Partying seems like it should be one of the easiest things for people to do but time and time again, we see that it is actually a great source of anxiety. Despite that, most of us have a deep need for social connection. Individual friendships are valuable, but nothing can replace the experience of celebrating with a group of peers and community. The value of this cannot be understated.
Social value of partying
The worst-case scenario of a party is a wasted night, but the upsides are enormous. People have had their whole lives changed by meeting the right person at the right party. Parties solidify social bonds and extend social networks, allowing you to discover available human capital in a low-pressure way.
Imagine learning that a person at a party has a hobby that would be exactly the right thing to help a community center or a project you've been working on. This kind of serendipitous coincidence is rare in one-on-one interactions but common in the larger gatherings correlated with community health. Correlation may not be causation, but it sure does wink and nod suggestively.

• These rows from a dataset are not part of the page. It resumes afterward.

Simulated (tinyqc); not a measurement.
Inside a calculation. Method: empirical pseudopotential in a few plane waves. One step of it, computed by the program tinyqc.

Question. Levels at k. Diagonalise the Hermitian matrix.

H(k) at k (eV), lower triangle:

Partying as vibe communication
A party is a group of three or more people engaging in recreational, social activities.
While two and sometimes three people can have a deep discussion, each extra person makes the conversation shallower. Thus, if the purpose of the interaction is communication, two or three people are the maximum. However, parties often have far more than three people — so they clearly aren't just about communication between individuals.
Note. For more information on communication models, check out our workshop series Context and Communication.
A party can be modeled as a feedback system between you and a collective vibe. When you talk to an individual at a party, you're not really talking to a person. You're talking to the appendage of a much larger collective system. Unfortunately, while individuals talk through regular language, the collective party communicates through something else: vibes.
Vibes are a low resolution communication channel that relies heavily on nonverbals such as tone and body language. It's that gut feeling you get when you step into a room, or the split-second assessment you make when you meet a stranger. The good news is that your intuition was designed to handle these situations. The bad news it that your intuition still needs to be trained and if you're unaccustomed to the medium, then you'll probably have anxiety over using it.
Few partyers will give you detailed feedback — most often, the best you can hope for is something like "you have bad vibes". This is their intuition picking up on the fact that you're having trouble sending or receiving signals to the party collective. It's a vague assessment of skill, not a personal insult. (Or at least, it shouldn't be taken as a personal insult, because that makes it harder to improve.)
Example. A wallflower is someone who doesn't engage at a party and lurks along the walls (hence the name). Wallflowers signal one of two things:
- They can't read the fun and relaxed vibe
- They can't express themselves through the medium of vibes
Either way, a wallflower's true signal is that they lack social grace and skill. Even if most people can't consciously read this off them, almost everyone will get the gist from their intuition.
Example. Some people dominate the conversation by interrupting, bragging, and redirecting the flow back to themselves. This signals a lack of confidence — they can't let the spotlight move away because they don't trust their ability to get it back later. It also signals that they're not curious about people, and nobody likes a know-it-all.
Your first goal at a party is to know what vibe you want to signal. You won't be able to express anything deep about yourself, so the objective here is to give a vague impression about how you approach life. People often feel afraid of taking a stand in this way. Some people might not like the side you're on, and that can be pretty stressful —
— but it shouldn't be. Those people will filter themselves out of your life and you won't have to deal with them anymore. Haters are a self-correcting problem.
Your second goal is to align with the room. This has two parts: matching flavor, and matching intensity. You don't want to be the sociopath laughing and joking after someone learned their friend was hurt in a car crash. Similarly, you can't be too low-energy or too high-energy. Instead, match the approximate flavor and aim for 10-15% higher intensity than the collective vibe while maintaining your authentic signal.
It's hard, and as you practice, miscalibrations will inevitably happen. Still, a sincere apology and an effort to change tends to go a long way.